LITTLE ROCK AIR FORCE BASE, Ark. – Training is an essential component to Airmen in all stages of their career. From brand new pipeline students to seasoned veterans, Airmen never stop learning and gaining experience to advance the Air Force. At the 189th Airlift Wing, the 189th Operations Group hosts C-130H instructor aircrew who are responsible for training the Air Force’s entire C-130H aircrew community, and those of allied nations. Along with compulsory continuation training, aircrew members have specific classified training that must be accomplished before they can be certified in their career field.

The effort to develop virtual reality (VR) training environments has taken the DoD by storm, spawning VR stations for Airmen, Guardians and Guardsmen for several years. Real-world training is associated with costs in time, manpower, and dollars. The additional physical risks of training on classified material or in a classified environment are naturally higher for younger Airmen who are not familiar with processes or programs. To answer this challenge, the 189 AW Innovation Team has been working over the last two years on the Fully Immersive Threat Reaction Environment (FITRE) system, requesting funds and pitching the system to leadership throughout the Air National Guard and other Department of Defense components. With crucial support from ARCWERX and others, FITRE will finally become a reality.

“There have been many enormous and expensive projects throughout DoD that have involved these collaborative virtual reality environments, and there are a lot of methods to go about producing them,” said Lt. Col. Justin Fitzpatrick, the 189 AW Innovation officer. “We decided from inception to avoid any overhead bureaucracy and aggressively streamlined our development and acquisition processes. Our rule is ‘action first, Powerpoint later.’ As a result, we will actually have this new and versatile simulation ready to use in record time. Soon any DoD aircrew can train in a highly advanced, classified threat environment 24/7 and right now classified VR environments are few and far between. We literally asked everyone we knew for money, made a lot of phone calls, and talked to people hoping they’d invest. In the end, we built a phenomenal team of diverse investors and developers.”
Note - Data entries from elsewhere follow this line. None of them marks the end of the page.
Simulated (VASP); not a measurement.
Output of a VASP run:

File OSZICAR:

Funding the majority of the program outside of mainstream channels, the Wing’s Innovation team collected enough piecemeal funding to keep development efforts moving over two years. The 189th Airlift Wing, seeing the potential payoff, seeded the project with $400k in Squadron Innovation Funding (SIF). Next, their pitch made it to the C-130H Weapons System Council, who came together in 2020 to contribute an additional $250k in their own SIF. AFWERX and Defense Intelligence Agency also donated funds toward the project over the next year. With a partial model to demonstrate, they secured top-off funding and an AETC partnership during Lt. Gen. Brad Webb’s, Air Education and Training Command Commander, visit to Little Rock in September. By sharing the vision and cost among the joint community, more than $1.6M was contributed to make the prototype effort a reality.

 Along with funding, contributions included subject-matter experts sharing their knowledge to ensure accuracy, readiness, and usability. Master Sgt. Christopher Lipscomb a 189th Operations Support Squadron Intelligence Analyst and Maj. Dan “MOTO” Maslowski, a 189 OSS Weapons Officer, proved invaluable throughout the project. The development team consists of heavy-hitting expertise from Georgia Technical Research Institute and Defense Intelligence Agency, providing content – classified and unclassified – to make the training as detailed and accurate as possible and populate the virtual world.

“This style of lean acquisition sheds new technologies even during development – our team built a bonus tool called TerraStream to support FITRE. It will hyper-accurately render any geographic area in the world into virtual reality within 2-3 weeks,” Fitzpatrick said. “It’s unclassified, very affordable, and DoD owns the content. Any VR user can say ‘hey, we want a map of so-and-so’ and we can have it available to them very quickly without a contract. You can use any imagery or add-ons you want. DoD now has that capability.”

Fitzpatrick believes that the Air Force is right on an invisible threshold of realizing something bigger and better through the virtual reality medium. He expressed that instead of valuing the fact that objects can be accurately rendered, the underlying engine and data collection of that program is where the value lies.

“All VR looks the same to an outside observer watching someone use it. Because you’re not in it.” he said. “But what’s underlies the game is where the potential is. This product represents a new domain because of the kind of information we’re giving the aircrew. We took these really expensive, high-level analysis tools and wrapped them in VR, which opens these crazy new possibilities for other existing frameworks. The most common response we heard when pitching this was ‘that’s never been done before’ but now there’s this growing feeling of excitement to see it work for the first time. There are no tools like FITRE in the VR space and at the same time, this product is more jointly accessible, scalable, and affordable than even run-of-the-mill systems. We’re watching these disparate and powerful technologies start to converge with innovative processes and I know we’re about to cross a threshold. FITRE is your first demonstration of what that looks like.”